The Holocaust memoir so heartwarming it had to be fake

Herman Rosenblat's concentration-camp romance duped Oprah, among many others. Why are we so eager to put a happy ending on a tragedy?

Published January 7, 2009 11:25AM (EST)

Novelist and editor William Dean Howells famously told Edith Wharton that the problem with American audiences was that they always wanted "a tragedy with a happy ending."

That longing explains what led to the recent controversy over Herman Rosenblat's Holocaust memoir, "Angel at the Fence: The True Story of a Love That Survived," now canceled by the publisher Berkley Books, though a film version may still be in the offing.

The story won hearts across America and its teller appeared twice on "Oprah." As a young boy, Rosenblat wound up in the German concentration camp of Schlieben, 95 kilometers northeast of Leipzig in eastern Germany. This satellite camp of Buchenwald made munitions, and for six months (or seven according to some versions) he had wordless encounters across the barbed-wire fence with a Jewish girl hiding locally, pretending to be Christian. For that whole period, she threw him food. Fifteen years later, they met on a blind date in New York and discovered, to their mutual amazement, that he was the boy behind the barbed-wire fence and she was the girl who fed him. And so, they were married.

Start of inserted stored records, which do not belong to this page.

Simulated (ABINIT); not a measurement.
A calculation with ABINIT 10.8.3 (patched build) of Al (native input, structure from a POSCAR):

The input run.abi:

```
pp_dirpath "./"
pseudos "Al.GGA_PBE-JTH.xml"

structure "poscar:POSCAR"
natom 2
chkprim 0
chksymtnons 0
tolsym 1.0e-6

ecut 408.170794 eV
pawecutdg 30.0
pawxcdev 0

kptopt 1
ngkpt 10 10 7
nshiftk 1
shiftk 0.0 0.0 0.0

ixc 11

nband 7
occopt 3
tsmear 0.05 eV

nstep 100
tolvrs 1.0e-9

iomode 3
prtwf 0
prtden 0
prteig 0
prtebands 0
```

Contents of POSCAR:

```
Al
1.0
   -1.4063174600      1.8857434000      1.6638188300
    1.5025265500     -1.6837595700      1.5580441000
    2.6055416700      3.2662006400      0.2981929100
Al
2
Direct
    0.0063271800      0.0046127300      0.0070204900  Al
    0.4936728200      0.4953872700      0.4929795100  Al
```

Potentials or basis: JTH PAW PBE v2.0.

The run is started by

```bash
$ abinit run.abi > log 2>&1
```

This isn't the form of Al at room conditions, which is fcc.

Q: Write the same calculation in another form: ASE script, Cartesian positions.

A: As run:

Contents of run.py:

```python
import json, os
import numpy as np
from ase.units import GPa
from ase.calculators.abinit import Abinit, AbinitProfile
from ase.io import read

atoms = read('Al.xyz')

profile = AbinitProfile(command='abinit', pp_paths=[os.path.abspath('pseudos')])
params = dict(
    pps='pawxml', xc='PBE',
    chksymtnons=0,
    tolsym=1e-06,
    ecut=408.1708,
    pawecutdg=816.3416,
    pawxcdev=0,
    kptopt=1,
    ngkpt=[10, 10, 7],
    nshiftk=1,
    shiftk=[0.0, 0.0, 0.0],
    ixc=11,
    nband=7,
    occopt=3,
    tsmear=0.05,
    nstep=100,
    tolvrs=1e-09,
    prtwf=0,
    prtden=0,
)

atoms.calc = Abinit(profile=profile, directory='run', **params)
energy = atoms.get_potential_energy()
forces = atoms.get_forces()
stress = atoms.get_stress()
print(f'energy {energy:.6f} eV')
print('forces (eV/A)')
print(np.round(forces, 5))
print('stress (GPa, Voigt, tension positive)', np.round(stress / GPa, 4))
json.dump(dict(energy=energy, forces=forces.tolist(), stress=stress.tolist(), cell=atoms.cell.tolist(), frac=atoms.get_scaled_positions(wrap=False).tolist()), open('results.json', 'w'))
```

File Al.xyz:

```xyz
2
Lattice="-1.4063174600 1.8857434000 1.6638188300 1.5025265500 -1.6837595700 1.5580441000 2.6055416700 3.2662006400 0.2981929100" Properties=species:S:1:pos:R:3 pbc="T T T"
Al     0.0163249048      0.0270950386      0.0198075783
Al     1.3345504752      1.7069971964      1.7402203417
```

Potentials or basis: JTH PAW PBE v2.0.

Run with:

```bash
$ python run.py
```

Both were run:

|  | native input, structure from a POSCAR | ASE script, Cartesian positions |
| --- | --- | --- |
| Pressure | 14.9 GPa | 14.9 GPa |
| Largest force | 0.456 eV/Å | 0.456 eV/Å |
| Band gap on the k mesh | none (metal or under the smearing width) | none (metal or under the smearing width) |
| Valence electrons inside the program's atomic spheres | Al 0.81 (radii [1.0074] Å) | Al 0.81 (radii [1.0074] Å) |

I missed this heartwarming tale in all its versions online and elsewhere, but as soon as I tuned in to it in December, when the New Republic reported that there were doubts about Rosenblat's forthcoming book, I realized it didn't add up, couldn't add up. My parents were Holocaust survivors, and I've read about and studied the Holocaust for over 30 years, publishing fiction and essays about the legacy of survivors' children. Nobody was allowed to approach concentration camp fences on either side, prisoners or strangers. The fences were usually electrified and extremely well guarded. The notion that any kind of communication like the one Rosenblat describes could continue unobserved at a concentration camp for six months, let alone six days, is risible.

In one online version of the story, Rosenblat addresses the improbabilities at their first meeting, but in doing so, further undercuts his own veracity: "Of course, you couldn't touch the fence, because it was electrified. And even if you got near the fence, the Nazis would shoot you. Yet something on the other side of the fence caught my eye: a young girl, 10 years old, hiding behind a tree ... I asked this little girl, in German: 'Do you have anything to eat?’ I saw that she didn't understand me, so I repeated the question in Polish. Next thing I knew, she reached into her coat, took out an apple, and threw it toward me ... it actually landed in between the two rows of barbed wire, so I took a big risk crawling in there to reach it. But it was worth it. How long since I'd seen an apple!"

Given the height of the fences and their solidity, how could a little girl have thrown food over the outermost one and how could he have crawled between them without anyone noticing?

A memoirist friend of mine opined that if Rosenblat had been a talented writer, he would have taken the fence "story" and turned it into a dream sequence; after all, camp inmates did dream  about food, as Primo Levi and many others have reported. Rosenblat belatedly told the New York Times, "In my dreams, Roma will always throw me an apple, but I now know it is only a dream." Of course, a dream in Rosenblat’s memoir wouldn’t have earned it the same kind of notoriety, despite the fact that the story of anyone surviving the camps is in itself astonishing enough without having to embellish the truth.

Still, it's not surprising that Rosenblat's ghost writer, his agent and his editor were taken in, and didn't ask enough questions. Ditto Oprah, who seems to be making a habit of pushing faked memoirs. Rosenblat's story satisfies our American need for romance; our desire to find a happy ending even in the most unspeakable tragedies; our desperate and perhaps juvenile need to feel that even in the Holocaust, love and kindness overshadowed evil.

The truth is far less romantic. Anna Pawelczynska, a Holocaust survivor who became a sociologist and wrote about Auschwitz years after her liberation, observed in her book, "Values and Violence in Auschwitz," that the golden rule was not a good vade mecum in the camps, where Western norms had collapsed under the Nazi onslaught of brutality. But it did exist in an altered form: "Do your neighbor no harm, and if possible, help him."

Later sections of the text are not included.